It’s time the Golf and co were more adventurous

Updated: 26 January 2015

It used to be called the Escort class. Might sound like a euphemism for the kerbcrawling demographic but we’re talking about C-segment cars, that today you might call the Golf club or Focus group. And I think it needs a kick in the arse.

Why? Well, I just took delivery of a new Golf. Mk6, they call it. And it’s a very lovely car, just like a Mk5 (a heavily facelifted version of which it actually is) but with a level of finish that puts you in mind of the Mk4. And it moves the game on not a jot.

Yes, it’s probably the class leader, which is a bit like saying Heinz makes the best baked beans – there are few dunces in this class but it’s not exactly packed with Oxbridge candidates either. And that really shouldn’t be the case, when these are the kind of cars that real people actually buy with their own money.

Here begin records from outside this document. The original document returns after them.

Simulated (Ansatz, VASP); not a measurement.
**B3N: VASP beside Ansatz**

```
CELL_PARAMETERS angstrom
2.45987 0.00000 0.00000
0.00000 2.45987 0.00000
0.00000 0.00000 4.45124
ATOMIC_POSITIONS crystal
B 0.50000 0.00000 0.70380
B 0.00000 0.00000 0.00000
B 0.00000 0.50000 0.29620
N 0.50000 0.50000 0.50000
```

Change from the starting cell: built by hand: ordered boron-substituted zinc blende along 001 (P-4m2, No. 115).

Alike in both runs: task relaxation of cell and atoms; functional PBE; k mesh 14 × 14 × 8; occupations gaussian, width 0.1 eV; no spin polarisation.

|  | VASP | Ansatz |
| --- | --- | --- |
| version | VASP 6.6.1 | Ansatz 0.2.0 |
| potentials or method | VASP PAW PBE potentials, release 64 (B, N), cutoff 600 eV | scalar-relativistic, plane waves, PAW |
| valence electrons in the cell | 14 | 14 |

Take a look at the D-segment. Under threat of extinction, all the mainstream manufacturers have been trying out of their skin. Result? Omnicompetent Ford Mondeo, super-stylish Vauxhall Insignia, mollifying Citroen C5, archly different Skoda Superb: supermarket brands that truly challenge the premium set by getting close on quality and style or by pummelling them on usefulness and practicality.

Their equivalents in a smaller size? I can think of none. The Focus Mk2 lost the ballsiness of the Mk1, Nissan’s Qashqai looks all SUV but is actually no more useful for it, and the new Renault Megane looks meeker than before but shares the old car’s underpinnings (hardly what you’d call progress). Seat Leon? Less radical than it looks. Volvo C30? Yeah, right. Subaru Impreza? Let me know if you see one without a turbo.

Even so-called superminis (they’re actually not that small, these days) are now so spacious, swift and refined that they’re treading on the toes of the next class up. Step forward (in hob-nailed boots) Ford Fiesta.

If any car has taken over the original Focus’s compelling package of challenging style, practical packaging and decent dynamics, it’s the Honda Civic. And it soon turns three years old, so it’s about time somebody else picked up the baton and put a bit of a sprint on.

Vauxhall, this year’s new Astra better be good.